72: Yes, that makes an immense difference. I hope that the "still have to report to terrible boss somewhat" lines are very clear. Muddled reporting can be its own nightmare.
64 Depending on how expansive you regard the term "anthropologist" that's not true. Unless you regard the writing of what amounts to being intelligence reports and the compilation of dictionaries and grammars to be immaterial.
I think the comments about such articles (or authors) working for corporate training is really dated. Maybe 20-30 years ago. I've seen nothing so stupid in corporate training for international work in a long, long time. I am still not positive that the article isn't a clever troll.

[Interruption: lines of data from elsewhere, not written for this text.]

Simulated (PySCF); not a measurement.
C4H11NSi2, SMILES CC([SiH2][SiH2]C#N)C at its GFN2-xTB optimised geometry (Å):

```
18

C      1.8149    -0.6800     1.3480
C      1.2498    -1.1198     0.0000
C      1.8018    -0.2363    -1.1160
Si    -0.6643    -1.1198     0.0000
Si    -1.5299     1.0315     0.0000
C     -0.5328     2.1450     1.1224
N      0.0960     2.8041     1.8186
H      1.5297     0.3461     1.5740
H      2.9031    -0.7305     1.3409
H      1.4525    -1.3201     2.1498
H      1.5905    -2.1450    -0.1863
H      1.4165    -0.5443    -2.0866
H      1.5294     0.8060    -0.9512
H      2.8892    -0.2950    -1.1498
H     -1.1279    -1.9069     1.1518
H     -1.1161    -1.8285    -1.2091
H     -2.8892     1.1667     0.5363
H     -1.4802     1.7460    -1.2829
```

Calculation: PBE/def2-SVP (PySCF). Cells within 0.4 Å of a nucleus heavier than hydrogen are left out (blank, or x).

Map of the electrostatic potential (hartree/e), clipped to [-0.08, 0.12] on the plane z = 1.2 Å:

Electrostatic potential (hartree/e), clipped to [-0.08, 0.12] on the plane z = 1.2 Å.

Regarding the use of the word Oriental; The company I work for was recently in negotiations with a huge Korean holding company. On their side - half a dozen Koreans. On our side a bunch of Indians and me, the cacasuian guy. (All guys on both sides because... Tech.) At some point for an obscure reason the lead negotiater on their side turned to me and started explaining the "difference between Oriental culture and American culture" which sort of made my jaw drop.
DN
My 17 year old will refer to anything that's ever happened being "yesterday". It's like having a toddler around. What nationality is she?
A friend of mine is a psycholinguist who specifically works on this sort of cross-cultural 'Sapir-Whorff'-y stuff. I should send her the link, and then listen and see if I can hear the screams from [a place in the Low Countries].